MEDFORD -- She could easily have moved to an empty seat in the back of the crowd, where trees shielded spectators from yesterday's showers, but the 98-year-old local woman with the red hair stayed in the front row, splashed with awkward attention from the Tufts University commencement speaker.
Mayor Michael R. Bloomberg of New York City was unabashed in his praise for the woman who brought him into the world, seated in the front row, third seat in from the center aisle as her son addressed graduates.
The local boy, a product of a Medford bookkeeper and dairy farmer, made it seem like Mother's Day had returned to Medford. The founder of the business news service that bears his name mentioned his mother, Charlotte, repeatedly in his 20-minute speech to the more than 2,100 graduates.
"Mother, I hope I'm not embarrassing you," Michael Bloomberg, 65, said at one point from the podium.
The attention didn't seem to bother the Medford resident -- who still lives in Bloomberg's childhood home, about 10 minutes from campus -- nor did the trickling rain on the muddy quad where she sat in a khaki raincoat, someone holding an umbrella over her.
Bloomberg first brought up his mother when discussing the honorary degree Tufts bestowed upon him: a Doctor of Public Service, honoris causa.
"My mother always wanted me to be a doctor," quipped the mayor , who earned a bachelor's at Johns Hopkins University and a master of business administration at Harvard.
He even tried invoking his mother's name to score points with the graduates, whom he assumed to be mostly New Englanders and Red Sox fans.
"You should know she dislikes the Yankees almost as much as most of you," he said. "She's never forgiven them for stealing Babe Ruth away -- when she was 10 years old."
But Michael Bloomberg, who was being trailed yesterday by two New York City tabloid reporters, did not say which team he roots for these days. He noted in his speech that he has thrown opening pitches for the Yankees and Mets, but made no mention of the Yankees' dismal spring.
Bloomberg, a Republican who is weighing a presidential run as an independent, was a hit among the graduates, although he caused one graduate from the Big Apple to slightly grumble.

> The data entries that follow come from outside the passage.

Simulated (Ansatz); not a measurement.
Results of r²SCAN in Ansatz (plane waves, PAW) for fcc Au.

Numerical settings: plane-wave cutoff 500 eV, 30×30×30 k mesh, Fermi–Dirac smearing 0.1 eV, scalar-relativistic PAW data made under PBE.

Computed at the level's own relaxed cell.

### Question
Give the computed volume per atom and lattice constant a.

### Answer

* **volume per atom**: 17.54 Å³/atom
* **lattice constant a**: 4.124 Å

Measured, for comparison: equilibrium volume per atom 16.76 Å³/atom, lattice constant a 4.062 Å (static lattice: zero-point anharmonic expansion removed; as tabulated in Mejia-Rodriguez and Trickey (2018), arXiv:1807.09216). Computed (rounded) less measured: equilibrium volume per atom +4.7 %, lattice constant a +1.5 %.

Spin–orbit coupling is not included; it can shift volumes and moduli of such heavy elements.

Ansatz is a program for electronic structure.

"I love him, but I wish he made a shout out to us," said Dana Yoo, 22, of Queens. She earned a bachelor's in mechanical engineering and is a New York public schools graduate.
Bloomberg did not spend his entire speech talking about his mother.
Mostly, he joked about student life at Tufts -- what he's heard of it -- and he shared five principles of success: "You gotta take risks," "You can't do it alone," "Give it to them straight," "Respect others," and "The more you give, the more you get."
But even then, he paused for a moment, as if suddenly remembering his audience, and added a sixth principle: "Don't forget to call your mother."
"I do every day," he said.
After the mayor slipped off the stage, his mother finally left her seat. She then did what any other proud mother would do: She gave her son a hug.